In 2009, Daniel Ray Carter, Jr., a sheriff’s deputy from Hampton, Virginia, “liked” a Facebook page supporting “Jim Adams for Hampton Sheriff.”  Unfortunately for Carter, Adams lost the election and Sheriff B.J. Roberts won re-election.  After beating out Adams in the election, Roberts declined to retain Carter and several other employees who had supported Adams during the election.

Carter and the other employees sued Roberts alleging that Roberts had violated their First Amendment rights of speech and association by not retaining them in retaliation of their support of Adams.  In April 2012, Judge Raymond A. Jackson of the Eastern District of Virginia granted summary judgment to Roberts.

Judge Jackson applied the Fourth Circuit, three-prong McVey v. Stacy test and noted that the “test necessarily requires that speech exists before an evaluation of the remaining prongs can occur.”  Ultimately, Judge Jackson concluded that “merely ‘liking’ a Facebook page is insufficient speech to merit constitutional protection” and that a Facebook “like” is not an actual, substantive statement protected by the First Amendment.  Finding that no speech had occurred in Carter’s case, an evaluation under the remaining McVey prongs was unnecessary.

Carter has since appealed the decision to the Fourth Circuit.
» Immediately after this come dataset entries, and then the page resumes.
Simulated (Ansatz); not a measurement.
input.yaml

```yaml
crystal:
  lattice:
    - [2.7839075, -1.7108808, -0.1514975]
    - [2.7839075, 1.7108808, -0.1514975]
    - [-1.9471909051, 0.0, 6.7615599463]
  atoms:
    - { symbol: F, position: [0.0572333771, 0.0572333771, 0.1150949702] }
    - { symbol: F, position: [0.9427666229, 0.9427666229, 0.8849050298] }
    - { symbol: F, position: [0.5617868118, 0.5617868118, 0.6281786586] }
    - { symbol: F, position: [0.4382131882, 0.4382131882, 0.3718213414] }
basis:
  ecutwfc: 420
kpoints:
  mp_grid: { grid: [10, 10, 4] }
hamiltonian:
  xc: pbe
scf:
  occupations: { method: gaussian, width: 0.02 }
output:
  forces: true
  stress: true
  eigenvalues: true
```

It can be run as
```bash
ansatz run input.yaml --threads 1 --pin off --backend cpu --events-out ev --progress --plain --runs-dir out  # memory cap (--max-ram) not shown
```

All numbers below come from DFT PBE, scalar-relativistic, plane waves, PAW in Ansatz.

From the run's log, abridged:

In an online article for the First Amendment Center, First Amendment scholar David Hudson criticized Judge Jackson’s decision, noting that the decision “seemed to downplay the reality that [Carter] had engaged in pure political speech”–”the core type of speech the First Amendment was designed to protect.”

Last week, both the ACLU and Facebook filed amicus briefs in the case arguing that Facebook “likes” should be considered constitutionally protected speech.  The Facebook brief compared “likes” such as Carter’s to “the 21st-century equivalent of a front-yard campaign sign” and suggested that the district court decision was “based on an apparent misunderstanding of the way Facebook works . . . .”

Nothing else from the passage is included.